Virginia schools and school divisions will no longer have to meet No Child Left Behind (NCLB) benchmarks in reading and mathematics or the federal law’s mandate that all students, regardless of circumstance, achieve grade-level proficiency by 2014, as a result of United States Secretary of Education Arne Duncan’s decision today to approve the Virginia Board of Education’s application for a waiver from certain provisions.
“Virginia schools and school divisions can now focus their energy and resources on implementing the state Board of Education’s rigorous new content standards and assessments without contending with outdated and often counter-productive federal requirements and rules,” Patricia I Wright, superintendent of public instruction, was quoted as saying in a press release.
Virginia “will continue to hold schools accountable for closing achievement gaps” but “won’t be subject to a system of increasingly unrealistic annual objectives.”
The waiver allows the state Board of Education to establish goals for increasing overall student achievement and the achievement of students in demographic subgroups. According to a VDOE press release, annual benchmarks will be set. The goal will be to reduce the failure rate in reading and mathematics by 50 percent — overall and of each student subgroup — within six years. NCLB, as passed by Congress in 2001, requires all students — regardless of circumstance, disability or current achievement level — to demonstrate grade-level proficiency in reading and mathematics by 2014.
In a statement, VDOE said it will continue to report annual school accreditation ratings in September. These will be based on overall achievement in English, mathematics, science and history and high school graduation and completion.
Statewide, schools and school divisions will no longer receive annual “Adequate Yearly Progress” or AYP ratings. Under the approved waiver, information on schools that meet or do not meet the new, annual federal benchmarks for narrowing proficiency gaps will be reported separately in August.
David Foster, president of the state board of education, was quoted in the press release as saying, “This new federal accountability model is more complicated than the Board of Education believes is necessary, but it is definitely a step in the right direction,” He added that he hopes Congress will revise NCLB and allow Virginia to attack achievement gaps within the the SOL program, without federal rules.
Many underperforming schools in Virginia are already subject to interventions due to state accountability provisions and state-established requirements for schools receiving federal school Improvement grant funds.
“The waiver allows school divisions to focus their Title I funds on measures and strategies that have been shown over time to be effective in raising student achievement,” Wright said.

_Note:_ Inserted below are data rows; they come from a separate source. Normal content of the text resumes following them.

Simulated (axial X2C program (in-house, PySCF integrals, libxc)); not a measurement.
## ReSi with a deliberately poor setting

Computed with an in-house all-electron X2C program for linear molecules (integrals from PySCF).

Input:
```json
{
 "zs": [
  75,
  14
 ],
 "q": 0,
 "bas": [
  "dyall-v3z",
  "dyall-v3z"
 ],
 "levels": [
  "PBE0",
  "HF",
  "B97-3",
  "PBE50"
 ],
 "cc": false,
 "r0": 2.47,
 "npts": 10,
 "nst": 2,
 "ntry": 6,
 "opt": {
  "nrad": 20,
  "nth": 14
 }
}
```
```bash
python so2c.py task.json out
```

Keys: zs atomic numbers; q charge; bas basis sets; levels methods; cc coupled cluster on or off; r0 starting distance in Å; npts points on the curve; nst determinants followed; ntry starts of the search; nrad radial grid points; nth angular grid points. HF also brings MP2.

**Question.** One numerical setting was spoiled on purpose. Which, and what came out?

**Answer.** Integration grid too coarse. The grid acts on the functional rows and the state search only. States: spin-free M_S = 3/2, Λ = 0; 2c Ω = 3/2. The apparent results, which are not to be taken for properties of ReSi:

However, all public schools will have to implement improvement plans to raise the achievement of student subgroups not meeting the annual benchmarks.
According to the waiver, Virginia school divisions must implement the performance and evaluation standards for teachers and principals approved last year by the Board of Education. The standards require that 40 percent of a teacher’s or principal’s evaluation be based on student academic progress, the press release noted.
School divisions unprepared to implement the new performance standards by the start of the 2012-13 school year must prepare a corrective action plan describing how the standards will be implemented by the beginning of 2013-14.